Validate if a given string is numeric.
Some examples:
"0"
=> true
" 0.1 "
=> true
"abc"
=> false
"1 a"
=> false
"2e10"
=> true
Note: It is intended for the problem statement to be ambiguous. You should gather all requirements up front before implementing one.
Solution:
The key point of this problem is that we have to gather all possible cases, the problem is intended to be ambiguous. This problem is to test whether you have a comprehensive knowledge about a valid number.
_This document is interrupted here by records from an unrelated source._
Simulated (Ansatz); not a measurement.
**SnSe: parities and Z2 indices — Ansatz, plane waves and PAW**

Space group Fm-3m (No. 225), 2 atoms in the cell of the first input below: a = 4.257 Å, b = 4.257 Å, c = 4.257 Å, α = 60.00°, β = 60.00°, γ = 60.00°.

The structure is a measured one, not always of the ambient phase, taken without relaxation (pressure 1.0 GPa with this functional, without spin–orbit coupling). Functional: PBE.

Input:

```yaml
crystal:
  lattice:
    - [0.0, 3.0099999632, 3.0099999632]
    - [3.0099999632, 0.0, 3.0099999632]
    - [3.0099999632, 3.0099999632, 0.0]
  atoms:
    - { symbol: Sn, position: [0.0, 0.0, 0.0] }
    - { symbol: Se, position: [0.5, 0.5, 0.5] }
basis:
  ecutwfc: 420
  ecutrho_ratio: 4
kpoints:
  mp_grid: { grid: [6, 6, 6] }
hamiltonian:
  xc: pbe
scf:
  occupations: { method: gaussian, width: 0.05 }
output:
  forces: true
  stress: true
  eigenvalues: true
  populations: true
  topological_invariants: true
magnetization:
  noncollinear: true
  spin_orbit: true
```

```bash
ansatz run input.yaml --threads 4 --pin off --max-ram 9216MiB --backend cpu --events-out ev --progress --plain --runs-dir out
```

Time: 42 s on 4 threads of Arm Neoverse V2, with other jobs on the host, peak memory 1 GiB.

Basically, we have to find what kind of number is not valid.
After trim the string: remove all the leading space and trailing space
First of all, if there is a sign '+' or '-', it must be the first char or after a 'e' or 'E' and must be followed by number.
Secondly, if there is a 'e' or 'E', there must be no 'e' or 'E' occurred before, which means, only one scientific sign is allowed. There must be numbers before it and after it.
Thirdly, if there is a '.', must be no scientific sign before it and no dot before it. It must either follow a number or be followed by a number or scientific sign.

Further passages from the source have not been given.